In the midst of what’s been a long stretch of rain, wind and more rain–seems like we’ve had a power outage about once a week since September–I was dreaming of spring. I know, it’s early. Not even winter yet, for heaven’s sake. But the rivers were blown, the Sound a sea of whitecaps, and my office an icebox. In other words…yuck.
So I dug around in the freezer and came up with a big chunk of Columbia River spring Chinook, the greatest eating fish in the world, and at least to us, the true symbol of spring in the Northwest. And thanks to the miracle of modern vac-sealing technology, it looked pretty good. Almost eight months in the freezer, but my mouth started watering just thinking about the possibilities.
Thawed it, salted it, scraped the skin to remove moisture (Skyla scaled it before freezing back in April) and threw it on the grill. The fish had lost a bit of its usual deep-red coloring, but otherwise, it was all the there: dripping fat, crispy-on-the-outside-melting-on-the-inside texture and savory, crunchy skin. Exactly what we needed!
I was so far behind in work and chores from fishing all the time…I decided to go fishing. And when it comes to Columbia River spring Chinook (the highest fat-content salmon in the world) and an opportunity to hang out with my good buddy Smarty, well, there wasn’t really much of a decision. Had to go. And springtime on the Columbia means all kinds of weather, countless shades of green on the hills, and this year…fantastic fishing.
I love springers. The kids love springers. In fact, I don’t know if there’s anything else we’d rather eat. Here are a couple of nice ones ready to be butchered. We’ll scale, fillet, steak and vac seal quite a bit for the freezer, then get ready for the night’s dinner: Springer shioyaki, salted then grilled over a hot flame. Our mouths are already watering here. Probably my favorite meal of the year.
This is Skyla going to town as our head scaler, using a serrated knife to scrape the scales free. It’s more work, but completely worth it–the skin crisps up in all that springer fat and tastes delicious. I’m already dreaming of all the springer dinners we’re going to have in the coming months. Thanks, Smarty. Great times, great friends and great food.
With the unusually warm winter we’ve had so far, it already feels like it’s been spring for weeks. The plants seem to agree–fruit trees are in full blossom, daffodils blooming, grass growing–all over the Island. Crazy. And while this weather pattern is a bit disconcerting, it also raises hopes that spring Chinook will be early this year as well.
Which, of course, has me thinking and plotting, as usual, way too early. But reports are already starting to roll in. I’ve heard of two caught in the Willamette and another one from the Columbia. It’s always the way. And like every other year, I have to work to tamp down my desire to head south with springer gear ready to go.

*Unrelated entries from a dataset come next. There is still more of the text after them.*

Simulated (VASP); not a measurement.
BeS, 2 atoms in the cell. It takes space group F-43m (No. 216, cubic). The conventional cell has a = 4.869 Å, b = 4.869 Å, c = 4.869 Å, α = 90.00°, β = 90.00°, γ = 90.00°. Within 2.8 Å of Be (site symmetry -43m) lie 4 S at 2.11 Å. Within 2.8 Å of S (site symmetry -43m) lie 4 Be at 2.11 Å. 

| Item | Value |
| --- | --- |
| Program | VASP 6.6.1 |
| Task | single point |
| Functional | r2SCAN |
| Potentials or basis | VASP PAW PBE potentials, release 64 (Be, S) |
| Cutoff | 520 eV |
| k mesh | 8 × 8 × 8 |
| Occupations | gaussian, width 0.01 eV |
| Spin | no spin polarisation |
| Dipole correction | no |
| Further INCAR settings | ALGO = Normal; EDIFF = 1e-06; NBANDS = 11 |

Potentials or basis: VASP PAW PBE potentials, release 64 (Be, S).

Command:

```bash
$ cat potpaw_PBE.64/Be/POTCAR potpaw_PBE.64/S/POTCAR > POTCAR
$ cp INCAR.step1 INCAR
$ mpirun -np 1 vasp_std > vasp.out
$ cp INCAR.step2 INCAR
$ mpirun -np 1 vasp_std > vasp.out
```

Last year, we were thinking the same thing. Hardly any snow in the mountains, warm winter, etc. Then in late February and March, winter came back with a vengeance. We made up our entire snowpack in about six weeks. And the springer fishing, as usual, didn’t really get good until April. But that still doesn’t stop me from dreaming, mouth watering, of Columbia springers. Even here in February.
There are two types of spring Chinook in the Columbia River estuary; both among the finest table fare in the world. The lower river, or “Willamette” strain, springers are identified by white faces and bellies and typically, a more robust shape. The upriver fish, destined to spawn as far away as Idaho, have black faces, gray bellies and a slimmer silhouette. As I said, they are both incredible fish to catch and eat, but the latter is in a class by itself due to the phenomenal amount of fat they store for the long haul upstream. This is an upriver fish, as you can see by the dark face and jaw, and the tools I like for turning it into the best meal I can imagine.
The serrated “ginsu-style” knife I use to scale the fish by dragging the rough, uneven serrations from the tail toward the head of the fish. It only takes a few minutes, and scaling pays off in delicious, crispy skin when it comes off the grill. I like the standard 8″ butcher knife for filleting because the broad, flat blade runs along the backbone better (at least for me) than a typically narrow fillet knife. Finally, the hemostats (borrowed from my fly fishing vest) make short work of removing pin bones from the fillet for completely uninterrupted chewing pleasure. And believe me, this fish is so good, you don’t want anything getting in the way of eating it.
The fat is where it’s at. Think pork bellies or Kobe beef. Upriver Columbia springer flesh is nearly 20% fat, and it coats your hands and knives like lard as you work. If it warms up, orange droplets of oil appear on the cutting board and knife blades. All of which ramps up the enthusiasm for the coming meal. At this point, I can hardly wait for dinner time. Stay tuned!
At about 8:00pm on a warm Friday evening, over a dinner of smoked and grilled spring Chinook at Smarty’s house, the plan was finalized. Smarty pitched the idea, and with springer fat dripping down our chins, how could anyone refuse? Five us would fish out of one boat the next day–weather, fish reports and conditions be damned. It was a one-day opener, our last shot at the best-eating fish on the planet. And in spite of–or perhaps because of–my weak showing last weekend, I was in.
After a couple hours of sleep, we left Bainbridge at 3:30am Saturday morning and met up with the rest of the crew on the lower Columbia. Me, Smarty, John, Neal, 10-year old Alex, two six-month-old yellow labs, a pile of gear and…one small, open boat. Add in whitecaps, 30 knot gusts, horizontal rain and the circus was definitely in town.That’s John and Smarty trying to fly under the rain on the upstream run. And, chattering teeth aside, we all had a blast.
Good fishing does that. We ended up with 10 solid hookups, several other confirmed grabs, and seven gorgeous upriver Columbia springers to the boat. We released two wild fish, leaving us with a boat limit and lots of celebration. That’s Smarty and me, below, during a brief lull between white squalls. Finished up at 8:00pm, gathered for fantastic burgers (at, of all places, the Shell station in Castlerock) and rolled north into the teeth of the weather. Pulled into the driveway here around midnight. Beat, but flying high on the redemptive power of springers in the box. Awesome.